Years later, they would. The man Frey had met was Private Adolf Hitler.
But Frey's writings on Hitler -- in the form of essays and fiction -- were eventually forgotten. Historians have spent the decades since the Nazi dictator took his life in his Berlin bunker at the very end of World War II trying to decipher the Hitler enigma -- but nobody really knew what Hitler the soldier was like.
Until now. German journalist Stefan Ernsting recently rediscovered the work that Frey, who served alongside Hitler in the 16th Bavarian Reserve Regiment, left behind. Ernsting's new biography of Hitler's fellow soldier, "The Fantastic Rebel Alexander Moritz Frey," republishes Frey's eyewitness accounts of the man who would change 20th century history. It is the first reliable, first-person account by someone who served alongside Hitler.
"Two or three of his former comrades tried to cash in on having known Hitler during the war, but their testimonies were not useful for historical research because you couldn't separate facts from fiction and most of it was just nostalgia anyway," Ernsting told SPIEGEL ONLINE.
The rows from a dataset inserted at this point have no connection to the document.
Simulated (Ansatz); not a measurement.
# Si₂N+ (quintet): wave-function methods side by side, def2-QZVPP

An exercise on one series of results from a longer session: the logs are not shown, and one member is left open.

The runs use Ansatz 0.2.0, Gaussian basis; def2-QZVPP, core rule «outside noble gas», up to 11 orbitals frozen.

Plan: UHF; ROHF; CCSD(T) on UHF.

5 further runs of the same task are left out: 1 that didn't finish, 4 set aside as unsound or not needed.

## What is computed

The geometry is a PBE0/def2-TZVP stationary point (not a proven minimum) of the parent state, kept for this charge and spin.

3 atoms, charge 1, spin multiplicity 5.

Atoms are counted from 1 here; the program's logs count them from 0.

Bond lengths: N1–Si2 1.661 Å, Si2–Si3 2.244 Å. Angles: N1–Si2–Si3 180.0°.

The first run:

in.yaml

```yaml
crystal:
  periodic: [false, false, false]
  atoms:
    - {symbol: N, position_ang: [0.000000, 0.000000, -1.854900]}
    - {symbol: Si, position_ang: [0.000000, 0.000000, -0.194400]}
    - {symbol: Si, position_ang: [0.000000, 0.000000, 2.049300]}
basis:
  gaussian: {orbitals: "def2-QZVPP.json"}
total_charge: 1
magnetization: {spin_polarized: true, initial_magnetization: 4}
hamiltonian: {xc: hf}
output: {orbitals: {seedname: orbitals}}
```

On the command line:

Ernsting stumbled on the trail of Frey's eye-witness accounts of Hitler while reading an anthology of essays about early German science fiction and fantasy writing. "One essay about Frey mentioned in passing that he had fought alongside Hitler in World War I," Ernsting recalls. "I thought, wait a minute. I have to check this out."
Ernsting began scouring libraries and archives for information about the obscure writer. He struck gold when he found an obscure essay by Frey entitled "The Unknown Private -- Personal Memories of Hitler" ("Der unbekannte Gefreite -- persönliche Erinnerungen an Hitler") in an archive in the German town of Marbach.